Reynolds #2 Adaptative Housing

Situated on 251 Scott Street, and adjacent to the Gray Design Building, is the second of three tobacco warehouses bordering South Broadway in Lexington. Reynolds #2 was erected in 1917 and its construction is denoted by masonry bricks and a system of two rows of load-bearing columns running perpendicularly to the facade of the building. Despite the recent rehousing of the CoD to a rehabilitated Reynolds #3, the neighboring structure still faces the threat of demolition, the project combines the necessity of preserving the building as a historic part of our city with the idea of rehabilitating the structure as a dynamic architectural experiment in student housing. The Reynolds #2 Housing project’s driving point is to be a moldable space where upperclassmen architecture students could design and build individual rooms for housing students. This project explores ephemeral housing, as students would be able to shape the space in which they would reside, but each year’s designs would be substituted in the following year as a part of the next class studio curriculum.

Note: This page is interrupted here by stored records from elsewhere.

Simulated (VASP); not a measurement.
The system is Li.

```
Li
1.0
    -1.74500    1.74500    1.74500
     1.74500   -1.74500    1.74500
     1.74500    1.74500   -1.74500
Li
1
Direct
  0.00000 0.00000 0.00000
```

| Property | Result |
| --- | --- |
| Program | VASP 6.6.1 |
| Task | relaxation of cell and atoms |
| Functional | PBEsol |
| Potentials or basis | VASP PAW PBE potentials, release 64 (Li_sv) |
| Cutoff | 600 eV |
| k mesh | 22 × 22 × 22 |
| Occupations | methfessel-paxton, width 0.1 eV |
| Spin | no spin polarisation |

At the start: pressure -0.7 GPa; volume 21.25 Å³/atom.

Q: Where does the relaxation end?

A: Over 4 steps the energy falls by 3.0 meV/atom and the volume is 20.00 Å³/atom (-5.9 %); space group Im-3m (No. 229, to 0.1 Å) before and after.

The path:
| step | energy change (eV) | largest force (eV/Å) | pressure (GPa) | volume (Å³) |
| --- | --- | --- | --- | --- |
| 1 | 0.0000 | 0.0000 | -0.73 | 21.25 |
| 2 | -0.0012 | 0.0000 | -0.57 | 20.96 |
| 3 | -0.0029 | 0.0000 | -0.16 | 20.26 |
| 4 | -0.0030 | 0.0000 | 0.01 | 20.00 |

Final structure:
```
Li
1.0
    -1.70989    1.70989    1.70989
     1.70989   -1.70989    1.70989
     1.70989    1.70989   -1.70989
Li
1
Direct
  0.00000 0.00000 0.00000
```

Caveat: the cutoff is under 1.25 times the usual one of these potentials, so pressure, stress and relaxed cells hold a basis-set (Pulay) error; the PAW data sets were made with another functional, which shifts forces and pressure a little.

Sustainability was a driving point for the construction decisions made, as keeping the original bricks and columns would reduce the use of materials and energy consumption. Since it is an early industrial building, it has large windows and high ceilings which were adapted to be more efficient. Besides reusing the existing features, modern technologies such as passive solar design and water collection systems would also be utilized. Reynolds #2 has played a significant role in Lexington’s development and is an example of vernacular 20th-century early industrial construction. If the rehabilitation project were to be brought to fruition, it would use the skin of an iconic Lexington building to house an incredibly daring approach to housing research, which could bring national recognition to the College of Design at UKY.